Indeed, he expresses this even more clearly in his Meditation on Givenness, a short and yet rich reflection—in a way condensing and summarizing his entire teaching—that I would highly recommend. He writes:

It is by dint of our Redemption that the other person— the woman for the man or the man for the woman—is such a great and inestimable gift. Redemption is rightly understood to be the settlement of the great debt that fell to mankind due to sin. Nevertheless, it is also, and perhaps mostly, a re-giving to man and to the whole of creation of that goodness and beauty which had first been given in the mystery of Creation. In Redemption, all becomes new (Rev 21:5). Man, as it were, is given his humanity anew in the Paschal Mystery, through Christ Crucified and Risen. Man receives anew his own maleness, femaleness, his capacity to be for the other, his capacity to be in mutual communion. This throws a new light on the words: “God gave you to me.” God gives man to man in a new way through Christ, in whom the full value of the human person, that value which he had in the beginning, which he received in the mystery of Creation, is made manifest and present once more.

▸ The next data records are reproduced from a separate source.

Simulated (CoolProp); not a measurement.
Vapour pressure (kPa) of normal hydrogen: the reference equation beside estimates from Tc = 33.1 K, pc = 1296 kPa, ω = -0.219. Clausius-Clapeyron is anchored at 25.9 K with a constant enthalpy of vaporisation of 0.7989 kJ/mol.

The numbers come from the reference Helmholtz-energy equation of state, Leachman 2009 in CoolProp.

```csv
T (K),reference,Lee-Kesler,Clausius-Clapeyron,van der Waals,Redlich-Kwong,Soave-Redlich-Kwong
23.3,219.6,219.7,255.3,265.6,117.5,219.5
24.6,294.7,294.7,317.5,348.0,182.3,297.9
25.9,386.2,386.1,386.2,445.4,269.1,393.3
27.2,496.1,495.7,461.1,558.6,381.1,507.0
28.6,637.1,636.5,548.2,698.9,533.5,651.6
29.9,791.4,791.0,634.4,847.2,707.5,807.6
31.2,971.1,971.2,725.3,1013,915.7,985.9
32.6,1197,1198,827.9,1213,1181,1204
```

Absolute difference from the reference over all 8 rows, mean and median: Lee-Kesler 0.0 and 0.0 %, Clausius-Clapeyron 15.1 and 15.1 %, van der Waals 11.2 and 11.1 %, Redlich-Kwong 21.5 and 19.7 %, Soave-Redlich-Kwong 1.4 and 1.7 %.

Each person carries within himself an inestimable value. He receives this worth from God, who himself became man and revealed the divine life that he confided, as it were, to man. Thus, he created a new order of interpersonal relationships. In this new order, man is even more so “the only creature on earth which God willed for itself” (Gaudium et spes, 24) and a personal being revealing a likeness to God, a being who can only fully find himself through a “sincere gift of self” (ibid.). Redemption, therefore, is the opening of human eyes to the whole order of the world that is founded upon sincere, disinterested gift. It is an order that is deeply personal, and also sacramental. Redemption affirms the sacredness of the whole of creation. It affirms the sacredness of man created as man and woman. The source of this sacredness is in the holiness of God himself who became man. As the sacrament of God present in the world, Christ transforms this world into a sacrament for God. (n. 4)

“Man, as it were, is given his humanity anew in the Paschal Mystery, through Christ Crucified and Risen.” Yes, the gift of Redemption lies in perfect continuity with the gift of creation, as its “re-giving” and ultimate confirmation, by the healing grace and presence of Christ in the midst of our humanity, and by the Spirit poured out in and through him. And this giving truly does correspond with our deepest aspirations and desires—even those desires we have perhaps given up on as impossible of fulfillment—insofar as they are authentically human, authentically conformed to beauty, goodness, and truth in the light of God. As John Paul expresses, in this gift we are given anew our our maleness and femaleness—the mystery of gender in its God-ordained beauty and meaning—and our capacity to be in true relation with one another on the basis of authentic love, of the true reciprocal gift of self. And yet this capacity is experienced also in our relation to the whole created universe, which is discovered anew, not as an obstacle to union with God, not as a fractured and opaque canvas of unintelligible brokenness, but rather as a sacrament, a visible sign and manifestation of the invisible mystery of love. In a word, in Redemption God gives back all that was lost or fractured in sin, and does all that he can, while respecting human freedom, to set the world right once again. And this gift is truly freely given, completely given, as a gratuitous gift. It only seeks human receptivity and cooperation so that it may permeate, heal, and transfigure our humanity in its entirety and in its every movement, and may also spread out to touch and heal the whole network of relationships that constitutes human society and the universe itself.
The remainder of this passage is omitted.